The structured links/nodes seem to have mostly disadvantages:
1. Shorter links are weaker now than longer ones due to compressed diagonal sublinks
2. The nodes are stiff and seem to break easily (in some situations they behave like ultra short (=ultra weak) links)
3. There are strange lateral forces induced to adjacent links when a node gets compressed (easy to see on top of cable carriers when you dont remove the lateral link between left and right carriers
4. the orthogonal arranged nodes look awkward in arches, and makes the arch really fragile now
5. I guess, it takes *much* more CPU time to calculate
Seeing all this (and I´m sure CL has been aware of this when changing the design), I wonder why it was changed.

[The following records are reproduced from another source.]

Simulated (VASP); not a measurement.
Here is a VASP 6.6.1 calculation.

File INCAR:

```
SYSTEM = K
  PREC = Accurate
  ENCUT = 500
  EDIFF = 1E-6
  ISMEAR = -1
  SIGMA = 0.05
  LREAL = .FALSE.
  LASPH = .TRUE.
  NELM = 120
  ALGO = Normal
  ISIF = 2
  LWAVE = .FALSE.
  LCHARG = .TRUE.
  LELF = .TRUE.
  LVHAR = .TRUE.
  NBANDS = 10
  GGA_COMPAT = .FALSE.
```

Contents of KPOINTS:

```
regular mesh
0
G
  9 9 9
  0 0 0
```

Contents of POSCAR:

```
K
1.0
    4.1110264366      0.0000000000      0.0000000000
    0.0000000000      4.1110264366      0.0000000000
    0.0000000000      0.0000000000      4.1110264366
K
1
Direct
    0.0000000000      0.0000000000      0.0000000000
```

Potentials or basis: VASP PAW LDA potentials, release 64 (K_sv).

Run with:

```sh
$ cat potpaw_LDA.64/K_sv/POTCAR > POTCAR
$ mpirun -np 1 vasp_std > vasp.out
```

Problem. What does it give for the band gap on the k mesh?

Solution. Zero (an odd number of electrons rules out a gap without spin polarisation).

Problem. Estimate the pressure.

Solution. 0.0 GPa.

2 guesses: CL wanted to have stiff nodes (better matches reality, but taking the first point into account I´d say it is worse now)
CL wanted to make better looking (not so simple) bridges (but taking the 4th point into account I´d say it is worse now)
Doh.. a 3rd guess: Did CL want to free us from the need to have supports going into the 3rd dimension to avoid the bridge falling to the side? But a simple X between symmetric links would have done the job, too (maybe generated automagically like the lateral link now)..
What do I miss here? What was the real ´design decision advantage´ of the structured approach?
(Edited by Calis at 1:47 am on Oct. 23, 2001)
Thats just me though... Many people I talk to like the old style more. Might have something to do with processor power being choked by all those bars.
Torsion is the twisting force, which can be more devastating than any other if you happen to get it wrong.
Torsion is also quite difficult to calculate and would probably add heavily to CPU usage during the game, so I'm guessing that this is a simplified version. Either way, I like the system.....it's enough of a challenge without being tedious IMHO.
(Edited by panther at 9:31 am on Oct. 25, 2001)
Torsion doesn't really seem much more difficult to calculate than tension and compression; you just multiply force by distance from a point to get the torque about that point. It's more expensive to calculate torque than not to calculate it, but it's less expensive to calculate tension, compression, and torque for one beam than to calculate only tension and compression for a dozen beams.
I know I'm playing Devil's Advocate here, but I do enjoy the game a lot. I just think that the new multibeam design adds a lot of frustration by making your bridges weaker and making train runs take longer.
I think that a future consideration would be if there are two beams that are connected at their endpoints, the joining box should be normal to the perpendicular bisector of the angle between them. meaning if two light steel beams were to join at a 90 degree angle, the joint would be orientated at 45 degrees. If a heavy steel or cable were attached to that joint as well, the joint would be orientated to the two beams that are of similar material.
This would solve problems with building the arch and making it look pretty. It would also add strength to the design. Where this would be a problem is when creating a joint made of three or more same material beams. Perhaps it sould be vertical in that case, or perhaps have a "handle" that extends from the joint allowing you to rotate the orientation. That would be really cool.
b) Rotating joint boxes runs the danger of twisting the adjoining bars. If you have three bars that are not coplanar (= in the same plane), you will get twist.
c) If it is worth the effort of checking for condition b) - need only be done in the editor - my suggestion would be to set orientientation when the second bar is connected to the joint and not change it afterwards unless a non-coplanar beam is attached (it reverts to regular orientation then).
Orientation is also changed when after deletion, only two beams remain.
That way, you don't need extra interface stuff, yet have the orientation under your control.